I’m getting close to getting through all the critiques of the short stories that have been waiting. I’m now revising Zombie Prison Story. Time Travel Flash should not take long (it’s only 500 words). And Devil Image Story goes through the wringer next month–that’s the last. Now I’ve got one more short story that’s in its first draft form (and is flopping like a dead fish), and some ideas for new short stories. So the question is: do I write these short stories, these potential credit-getters, or do I start working on Mermaid Story, a long-term investment that likely won’t pan out without the short story credits?

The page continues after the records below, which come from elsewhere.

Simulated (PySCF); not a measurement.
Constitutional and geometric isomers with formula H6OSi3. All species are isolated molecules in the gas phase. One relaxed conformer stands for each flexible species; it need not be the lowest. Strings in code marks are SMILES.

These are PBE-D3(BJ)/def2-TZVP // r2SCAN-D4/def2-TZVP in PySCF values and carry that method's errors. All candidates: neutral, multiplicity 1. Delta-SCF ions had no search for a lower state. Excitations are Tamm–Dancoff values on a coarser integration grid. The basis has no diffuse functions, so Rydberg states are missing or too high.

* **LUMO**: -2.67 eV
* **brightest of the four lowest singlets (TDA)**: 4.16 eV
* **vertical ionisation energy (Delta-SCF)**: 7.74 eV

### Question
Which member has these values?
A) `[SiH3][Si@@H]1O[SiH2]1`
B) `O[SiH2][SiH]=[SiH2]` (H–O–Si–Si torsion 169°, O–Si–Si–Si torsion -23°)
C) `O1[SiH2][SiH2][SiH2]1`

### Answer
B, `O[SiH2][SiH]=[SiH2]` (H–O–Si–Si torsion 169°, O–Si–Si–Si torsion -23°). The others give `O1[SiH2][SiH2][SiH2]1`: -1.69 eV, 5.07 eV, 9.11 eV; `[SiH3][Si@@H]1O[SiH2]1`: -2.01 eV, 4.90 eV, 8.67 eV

Answer: I work on Mermaid Story.
Why? Here’s the logical reason. Only one short story has sold so far–to an audio fiction magazine (meaning print rights are still available). If I finish this set, I’ll have a total of eight stories making the rounds. And there’s still a lot of magazines out there. I really should give these stories their chance to make the rounds before I retire them. I’d hate to miss out on a magazine/publishing credit. Otherwise I write too many short stories and can’t keep track of them.
Here’s the real reason: because I want to. I’d rather work on a novel than a short story any day of the week. And this novel’s been incubating long enough. I’ve been chomping at the bit to write Mermaid Story, but my writing pace is forced to slowness. Of course, that doesn’t mean I’m going to give up on these ideas. I might write them during spare time at work–outside my designated lunch period. I may miss out on the practice, but life is too short to spend writing the things you don’t really care about. My passion doesn’t show through these short works. And I don’t feel as good about them as I do about a novel. Plus it takes long enough to write a novel as it is.